Let $(X,d)$ be a metric space. Assume that $(x_n)$ is a sequence in $X$. There is a well-known theorem about the convergence of $(x_n)$ that reads as follows.
Theorem. Every sub-sequence of $(x_n)$ has a sub-sub-sequence of $(x_n)$ that convergence to $x$ if and only if the sequence $(x_n)$ converges to $x$.
The proof for $\impliedby$ is easy and immediate. For $\implies$, there are proofs in this post which are using contradiction. I was wondering if there is a direct proof for $\implies$?
It is not too difficult to adapt the proof in the case of the real numbers that was linked to in the comments to work in an arbitrary metric space.
The key is to recall that $x_n \to x$ in $X$ if and only if $d(x_n,x) \to 0$ in $\mathbb{R}$.

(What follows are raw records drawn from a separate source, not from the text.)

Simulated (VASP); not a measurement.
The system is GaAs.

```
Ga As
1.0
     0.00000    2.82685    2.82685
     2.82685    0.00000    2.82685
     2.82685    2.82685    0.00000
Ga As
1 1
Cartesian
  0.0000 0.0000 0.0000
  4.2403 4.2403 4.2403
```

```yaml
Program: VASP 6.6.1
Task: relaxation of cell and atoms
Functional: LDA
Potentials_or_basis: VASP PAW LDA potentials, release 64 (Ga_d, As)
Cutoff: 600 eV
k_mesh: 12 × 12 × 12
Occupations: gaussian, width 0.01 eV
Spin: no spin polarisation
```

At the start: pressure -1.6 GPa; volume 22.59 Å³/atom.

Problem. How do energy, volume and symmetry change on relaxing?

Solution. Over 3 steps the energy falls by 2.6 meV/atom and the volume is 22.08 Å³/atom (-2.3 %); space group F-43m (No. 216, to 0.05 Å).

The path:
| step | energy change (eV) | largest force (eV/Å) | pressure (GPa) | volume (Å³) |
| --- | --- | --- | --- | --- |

Now it is clear that $\liminf_{n \to \infty} d(x_n,x) = 0$ since $x_n$ certainly has a subsequence converging to $x$. Additionally, there is a subsequence $x_{n_k}$ such that $d(x_{n_k}, x) \to \limsup_{n \to \infty} d(x_n,x)$ as $k \to \infty$. By passing to a further subsequence, we can assume that $x_{n_k} \to x$ in $X$. This means that $d(x_{n_k},x) \to 0$ so that $\limsup_{n \to \infty} d(x_n,x) = 0$.
Therefore $\lim_{n \to \infty} d(x_n,x) = 0$ as desired.
Here's an elementary argument that holds whenever $ X $ is a topological space.
For any subset $ J \subset \mathbb N $, we define $ X_J = \{ x_n : n \in J \} $. Given an infinite subset $ J \subset \mathbb N $, we can identify a subsequence $ ( x_{ n_k } ) $ of $ ( x_n ) $ with each $ n_k $ coming from $ J $. In particular, the subsequence $ ( x_{ n_k } ) $ lies in $ X_J $. Applying the hypothesis, there exists a further subsequence $ ( x_{ n_{ k_l }} ) $ converging to $ x $, from which we conclude that $ x $ lies in $ \overline{ X_J} $, the closure of $ X_J $. This establishes that $$ J \text{ infinite} \quad \Longrightarrow \quad x \in \overline{ X_J} . $$
Fix now a neighborhood $ U $ of $ x $ and consider the set $ J = \{ n \in \mathbb N : x_n \notin U \} $. Since $ X_J = \{ x_n : x_n \notin U \} $, the elements of $ X_J $ lie outside of $ U $, so they cannot get close to $ x $. More precisely, $ x $ does not lie in $ \overline{ X_J } $, and by the above, the set $ J $ must be finite. Consequently, every neighborhood $ U $ of $ x $ contains all but finitely many terms of the sequence, or the sequence $ ( x_n ) $ converges to $ x $.